About Garrett's Work
Garrett Bradley is an artist and filmmaker blending elements of documentary, narrative, and experimental cinema to explore questions of justice, public memory, and cultural visibility. She often incorporates archival material into her works, and her creative process involves close collaboration with the individuals whose stories she tells on screen. With a distinctive style, she presents her subjects’ stories and voices from an intimate and deeply empathetic perspective.
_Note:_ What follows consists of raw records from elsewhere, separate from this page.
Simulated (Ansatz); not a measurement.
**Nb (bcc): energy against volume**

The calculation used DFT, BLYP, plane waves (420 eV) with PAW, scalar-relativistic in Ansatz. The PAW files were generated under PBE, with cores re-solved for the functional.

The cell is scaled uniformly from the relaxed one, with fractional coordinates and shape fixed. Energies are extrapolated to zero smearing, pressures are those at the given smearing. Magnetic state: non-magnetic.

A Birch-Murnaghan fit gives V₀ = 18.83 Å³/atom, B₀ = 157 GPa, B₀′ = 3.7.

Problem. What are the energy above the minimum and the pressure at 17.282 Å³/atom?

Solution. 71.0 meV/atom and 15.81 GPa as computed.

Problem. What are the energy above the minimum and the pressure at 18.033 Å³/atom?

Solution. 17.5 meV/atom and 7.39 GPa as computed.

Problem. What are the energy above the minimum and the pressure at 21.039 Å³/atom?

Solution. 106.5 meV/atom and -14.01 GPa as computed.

Bradley’s body of work spans short and feature-length films, video installations, photography, television, and a range publications including artist books and visual essays. She drew inspiration for her multi-channel installation, America (2019), from Lime Kiln Club Field Day (1915), which is believed to be the oldest surviving film featuring an all-Black cast and integrated production team. Bradley interweaves scenes from this early film with 12 black-and-white vignettes of her own creation. Each vignette poetically reimagines moments from early twentieth-century American history. Bradley chose to shoot the scenes on 35mm film, embracing a labor-intensive process that intentionally imposed creative limitations in a digital world. She also limited the use of sound, reimagining a contemporary silent film that could not rely on dialogue to convey meaning. Through the film’s juxtaposed scenes, Bradley seeks to fill gaps in the archives of early cinema and to insert into the public imagination an iconography of Black life and visual culture that has otherwise been lost from this time period.
Several other projects have grown out of Bradley’s personal relationships with members of her New Orleans community. The protagonists in the short film Alone (2017) and her debut full-length documentary Time (2020) are Black women grappling with the radiating effects of their loved ones’ incarceration. Sibil “Fox Rich” Richardson, the central figure in Time, is a dynamic and devoted matriarch, activist, and entrepreneur. She raises six sons while waging a decades-long campaign for her husband’s release from a 60-year sentence in the Louisiana State Penitentiary. Bradley intermixes present-day footage she shoots of Fox and her family with scenes from home movies that Fox has recorded over the years to share the family’s mundane and milestone moments with her husband. Centered on the effects of incarceration and presented from the perspective of family, the film transforms a life—a life from which much time was taken—into an enduring, meditative, and richly layered work of art. Through formal experimentation that pushes aesthetic conventions, Bradley harnesses the full potential of moving images to evoke feeling and render the textures of her subjects’ lives.